How is it that Amazon.com is so reliable if there are so many problems with their "cloud" products? Do they not use the same software to run their site?
If you understand the limitations of the various products you can build a VERY reliable service. The reddit assumption of a single datacenter and single technology to store that data was an engineering failure. They essentially didn't have a disaster recovery plan in place.
I'm sure reddit's engineers are as capable as any for producing a seemless disaster recovery plan, but the most common obstacle to implementing it is cost. Most web services choose the occasional risk of downtime in one data center instead of incurring the cost of being in two data centers at all times.
Yep. And there's that whole asymptotic cost/complexity curve where as you chase more 9's of perfection, your cost and complexity rises out of proportion to the value you're getting. At the end of the day, no matter how much we might like Reddit, it's still just a website with social discussion forums and link sharing, full of non-essential chatter and pictures of kitties. (Again, I love Reddit, don't get me wrong, but it's far from a Mission Critical resource for any business or person's life.) So achieving perfect reliability & performance is probably not worth the cost/pain.

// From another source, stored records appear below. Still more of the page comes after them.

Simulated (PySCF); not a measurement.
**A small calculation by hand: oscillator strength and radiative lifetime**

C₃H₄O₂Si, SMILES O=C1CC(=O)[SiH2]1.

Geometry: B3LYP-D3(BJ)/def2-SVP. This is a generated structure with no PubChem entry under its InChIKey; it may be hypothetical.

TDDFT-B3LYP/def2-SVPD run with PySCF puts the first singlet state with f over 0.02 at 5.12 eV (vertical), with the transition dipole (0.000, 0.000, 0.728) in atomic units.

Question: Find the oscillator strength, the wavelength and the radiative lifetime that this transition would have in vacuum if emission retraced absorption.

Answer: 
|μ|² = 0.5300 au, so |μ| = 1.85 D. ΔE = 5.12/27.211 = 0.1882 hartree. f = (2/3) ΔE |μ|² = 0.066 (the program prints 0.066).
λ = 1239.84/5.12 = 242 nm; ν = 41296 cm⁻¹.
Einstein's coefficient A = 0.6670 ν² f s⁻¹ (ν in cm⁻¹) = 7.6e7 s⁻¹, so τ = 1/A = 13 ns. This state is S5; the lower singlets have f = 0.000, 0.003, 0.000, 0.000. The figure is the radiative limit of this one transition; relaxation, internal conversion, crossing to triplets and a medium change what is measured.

I suspect it's because amazon.com has different performance requirements. For instance, I imagine the read/write balance is very different for amazon.com than for reddit.com.
If I ran the tech at Amazon, I'd want to reuse as much otherwise internal tooling and software architecture and best practices between EC2 and core Amazon.com as possible. But, have physically separate machines and network zones. Maybe share some of same data center, of course, but that's as far as I'd take it, and even that sounds a little risky.